Deep Q-learning
Contents
# Install the necessary dependencies
import os
import sys
!{sys.executable} -m pip install --quiet pandas scikit-learn numpy matplotlib jupyterlab_myst ipython
33. Deep Q-learning#
33.1. Overview#
Usually, we regard Deep Q Network as DQN, and it can also be called Reinforcement Learning (RL) whose aim is to achieve the desired behavior of an agent that learns from its mistakes and improves its performance.
RL is a type of machine learning that allows us to create AI agents that learn from the environment by interacting with it to maximize its cumulative reward. Here is an image showing the basic RL operation principle:
From this image, we can see that at each step \(k\), the agent picks an action \(u_k\), receives an observation \(y_k\) and receives a reward \(r_k\), and the environment receives an action \(u_k\), emits an observation \(y_{k+1}\) and emits a reward \(r_{k+1}\). Later, the time increments k ← k + 1. A one step time delay is assumed between executing the action and receiving the observation as well as reward. We assume that the resulting time interval \(∆t = t_k − t_{k+1}\) is constant.
Note
Key characteristics of RL:
No supervisor.
Data-driven.
Discrete time steps.
Sequential data stream (not independent and identically distributed data).
Agent actions affect subsequent data (sequential decision making).
33.2. Basic terminology#
33.2.1. Reward#
A reward is a scalar random variable \(R_k\) with realizations \(r_k\):
Often it is considered a real-number \(r_k \in \mathbb{R}\) or an integer \(r_k \in \mathbb{Z}\).

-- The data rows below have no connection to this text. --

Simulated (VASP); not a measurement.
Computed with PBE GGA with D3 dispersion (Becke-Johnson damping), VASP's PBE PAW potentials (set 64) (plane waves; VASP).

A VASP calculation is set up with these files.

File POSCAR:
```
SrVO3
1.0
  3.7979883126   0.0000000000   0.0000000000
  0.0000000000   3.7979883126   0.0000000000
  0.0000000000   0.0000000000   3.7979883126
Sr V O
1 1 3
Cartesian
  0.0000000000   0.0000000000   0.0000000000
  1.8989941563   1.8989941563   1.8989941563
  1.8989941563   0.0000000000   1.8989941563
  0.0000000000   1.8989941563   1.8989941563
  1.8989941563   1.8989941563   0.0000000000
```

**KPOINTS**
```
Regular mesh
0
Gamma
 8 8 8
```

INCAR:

The reward function (interpreter) may be naturally given or is a design degree of freedom (i.e., can be manipulated).
It fully indicates how well an RL agent is doing at step \(k\).
The agent’s task is to maximize its reward over time.
Note
If we want the machine to flip a pancake:
Pos. reward: catching the 180◦ rotated pancake
Neg. reward: droping the pancake on the floor
Rewards can have many different flavors and are highly dependent on the given problem:
Actions may have short and/or long term consequences.
The reward for a certain action may be delayed.
Examples: Stock trading, strategic board games,…
Rewards can be positive and negative real values.
Certain situations (e.g. car hits wall) might lead to a negative reward.
Exogenous impacts might introduce stochastic reward components.
Example: A wind gust pushes the helicopter into a tree.
Besides, the RL agent’s learning process is heavily linked with the reward distribution over time. Designing expedient rewards functions is therefore crucially important for successfully applying RL. And often there is no predefined way on how to design the “best reward function”.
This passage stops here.